Saturday, June 10, 2017

How do you Solve a Problem like a Bully, Shakespeare-Style?

Whenever I tell people that I am currently directing The Taming of the Shrew, I inevitably get asked “What’s your vision?”  Then I tell them that I’m using the Unrehearsed Cue Script Technique and spend several minutes explaining what that is.  However, that’s not what a lot of people want to know.  With today’s political climate, the various hate crimes, and stories of violence that we are bombarded with every day, there is the concern that this play’s title alone will cause an uproar.  I blame that on previous productions where the ‘vision’ turns it into a story about an abusive marriage or where the director puts their own spin on the words that Shakespeare wrote and completely changes the meaning of the text.  But, honestly, if you look at ALL of the text from beginning to end – it’s really a play about a bully who uses her fists instead of her words and how the one man who’s not afraid to stand up to her helps her to realize how to use her brilliant mind, and shows her what it means to be a true partner in a romantic relationship.  And it all starts with that often deleted introduction scene involving Christopher Sly.

Now, this ‘Induction’ scene often gets cut out completely from modern productions to save time and because the characters in it aren’t really seen or heard from again, except for a few lines thrown in after a couple of more scenes.  However, I think this scene is vital to the set-up of Taming.  In this scene, we learn that the entire rest of this play is really a play-within-a-play just like in Hamlet or A Midsummer Night’s Dream, which takes the edge off of it a bit.  Also, the audience learns, along with Mr. Sly, that this play is “a kind of history”, which it is in more ways than one.  Four hundred years ago, women did not have equal rights and many were treated like property, so for Shakespeare to write back then that this is a ‘history’ reminds us how it’s even much more of a ‘history’ now.

Let’s cut in to the meat of Taming and why I think this is a play about dealing with a bully named Kate.  Kate is extremely unhappy and instead of dealing with her frustrations constructively, she lashes out with insults and hits.  She can’t be reasoned with, and she’s constantly finding fault or mocking others.  She threatens people, ties up her sister, and destroys a perfectly good lute over a guy’s head.  Nobody can get her to listen or make her see how unreasonable she’s being, which just makes everyone miserable.  Enter Petruchio, who thinks that he can help.

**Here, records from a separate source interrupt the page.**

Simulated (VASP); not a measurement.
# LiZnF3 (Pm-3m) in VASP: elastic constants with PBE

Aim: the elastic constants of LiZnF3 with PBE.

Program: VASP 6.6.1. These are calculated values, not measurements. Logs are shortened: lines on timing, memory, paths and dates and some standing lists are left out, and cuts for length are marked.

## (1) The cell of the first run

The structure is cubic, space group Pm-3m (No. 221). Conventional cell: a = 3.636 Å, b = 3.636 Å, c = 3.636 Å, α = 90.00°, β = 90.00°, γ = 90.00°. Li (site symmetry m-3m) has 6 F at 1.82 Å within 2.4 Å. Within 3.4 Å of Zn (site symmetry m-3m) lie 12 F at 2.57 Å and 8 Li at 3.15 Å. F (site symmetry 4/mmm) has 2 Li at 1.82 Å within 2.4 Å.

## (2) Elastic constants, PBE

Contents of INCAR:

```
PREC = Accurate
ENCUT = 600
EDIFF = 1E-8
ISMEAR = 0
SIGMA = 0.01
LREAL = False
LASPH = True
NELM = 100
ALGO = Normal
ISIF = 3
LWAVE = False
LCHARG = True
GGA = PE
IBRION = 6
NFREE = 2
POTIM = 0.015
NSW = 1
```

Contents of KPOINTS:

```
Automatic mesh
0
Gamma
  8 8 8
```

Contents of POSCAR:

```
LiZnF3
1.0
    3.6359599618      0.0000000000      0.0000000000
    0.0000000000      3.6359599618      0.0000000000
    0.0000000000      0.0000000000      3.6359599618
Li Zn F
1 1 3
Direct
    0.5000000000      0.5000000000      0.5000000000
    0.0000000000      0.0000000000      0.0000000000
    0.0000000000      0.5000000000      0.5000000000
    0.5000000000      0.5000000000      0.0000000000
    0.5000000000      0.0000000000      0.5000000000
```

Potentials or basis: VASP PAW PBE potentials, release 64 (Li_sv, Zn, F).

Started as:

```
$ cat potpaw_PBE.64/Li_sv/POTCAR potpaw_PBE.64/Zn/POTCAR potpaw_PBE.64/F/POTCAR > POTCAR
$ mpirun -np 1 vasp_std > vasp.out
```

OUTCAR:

First, Petruchio and Kate only have one scene where they are truly alone, and that is the famous wooing scene in Act II Scene I.  They bandy about with words, Petruchio flatters Kate over and over again, and she insults him over again.  Then she hits him.  He does not hit her back.  In fact, he never hits her throughout the play.  But he abuses her in other ways, right?  Well, yes, but at his own expense and health.  Every time food is brought to them in the homecoming scene, he sends it away.  She doesn’t eat, and neither does he.  In Petruchio’s monologue from Act IV Scene I, he talks about how every time she tries to sleep that he makes a huge commotion so that she can’t:

Last night she slept not, nor to night she shall not:
As with the meate, some undeserved fault
Ile finde about the making of the bed,
And here Ile fling the pillow, there the boulster,
This way the Coverlet, another way the sheets:
I, and amid this hurlie I intend,
That all is done in reverend care of her,
And in conclusion, she shal watch all night,
And if she chance to nod, I’ll raile and brawle,
And with the clamor keepe her stil awake:

So, she’s not sleeping, but what’s more is that not only is Petruchio not sleeping – but he is running around the room throwing things and making a huge noise, so he must be utterly exhausted.  Even more exhausted than Kate.  Some actors play this monologue as if it’s a big brag, but where is that in the text?  At the beginning of the monologue he says:

And ‘tis my hope to end successefully:

He hope[s] that he is successful with all of this.  Not that he WILL be or that he is SURE of it, but he HOPES.  Then, at the end of this monologue he says:

He that knowes better how to tame a shrew,
Now let him speak, ‘tis charity to shew.

He is asking for help!  If anyone in the audience has any better ideas, then please share them for charity’s sake.  Again, not the words of someone bragging about their technique.  This is an honest account of a tired, hungry man who is doing his best with what he’s got.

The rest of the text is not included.